Processing Terabytes of Video on Hundreds of Machines

TLDR

There are now many state-of-the-art computer vision algorithms which are a git clone away. We found that existing systems for distributed data analysis were not well suited to dealing with the computational challenges of applying computer vision algorithms to terabyte or petabyte sized video collections, so we designed and built a system called Scanner to make efficient video analysis easier.

Starting off as a graduate student at Carnegie Mellon University, I was really excited about the many new types of applications that leaned heavily on computer vision to process videos. As someone interested in the design of high-performance systems, I wondered if these video analysis applications differed computationally from more traditional data analysis – and if so, how we might develop systems that make building future video analysis applications easier.
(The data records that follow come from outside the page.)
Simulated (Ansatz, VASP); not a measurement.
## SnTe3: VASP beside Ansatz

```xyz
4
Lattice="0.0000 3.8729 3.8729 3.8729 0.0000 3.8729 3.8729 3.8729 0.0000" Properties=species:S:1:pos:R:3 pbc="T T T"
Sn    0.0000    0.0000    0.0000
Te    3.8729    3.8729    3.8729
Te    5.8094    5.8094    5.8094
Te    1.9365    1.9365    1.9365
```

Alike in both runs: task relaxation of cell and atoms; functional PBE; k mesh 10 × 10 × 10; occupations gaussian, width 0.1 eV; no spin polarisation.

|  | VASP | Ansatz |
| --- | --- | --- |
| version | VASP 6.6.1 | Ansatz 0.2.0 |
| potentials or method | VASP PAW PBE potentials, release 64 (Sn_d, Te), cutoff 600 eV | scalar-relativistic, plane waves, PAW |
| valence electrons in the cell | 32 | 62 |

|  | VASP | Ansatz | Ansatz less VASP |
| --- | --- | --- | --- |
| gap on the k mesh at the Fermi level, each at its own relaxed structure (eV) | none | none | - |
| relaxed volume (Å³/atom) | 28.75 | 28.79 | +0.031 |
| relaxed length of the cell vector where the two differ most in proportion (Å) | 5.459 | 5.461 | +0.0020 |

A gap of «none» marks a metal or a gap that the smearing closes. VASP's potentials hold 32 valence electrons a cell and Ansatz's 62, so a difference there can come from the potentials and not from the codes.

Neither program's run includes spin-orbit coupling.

It turns out that there are several aspects to video analysis applications that make them challenging to execute efficiently, and a few of us built a system called Scanner that tries to address these challenges. In this post, I’ll talk about these challenges, how we designed Scanner to address them, and how we’ve used Scanner to scale out a handful of video analysis applications. But first, let’s be more concrete about this class of applications I’m categorizing as ‘video analysis’ by starting with a few recent examples and describing their computational structure:

Synthesizing Stereo VR Video with Facebook Surround 360

The Surround 360 team at Facebook uses camera rigs with tens of HD cameras to generate 360 stereo videos that can be viewed in VR. These cameras can generate hundreds of gigabytes worth of data per minute. The algorithms for processing the raw footage into the output format (at right) can take days for even a single minute worth of footage. Their first system (described here) made use of a temporally stabilized optical flow algorithm, but they are now using more sophisticated algorithms based on multi-view stereo.
Surround 360 Editing a Surround 360 VR video
(image adapted from Surround 360, Facebook)

Understanding Humans with 2D Pose Estimation

OpenPose is a library for human pose detection developed by researchers in Yaser Sheikh's at Carnegie Mellon University. OpenPose is one of the most efficient and robust implementations for human pose detection publicly available. To give you an example, let's test out OpenPose on a video that it almost certainly was not trained on: the trailer for the animated Pixar film, *Incredibles 2*.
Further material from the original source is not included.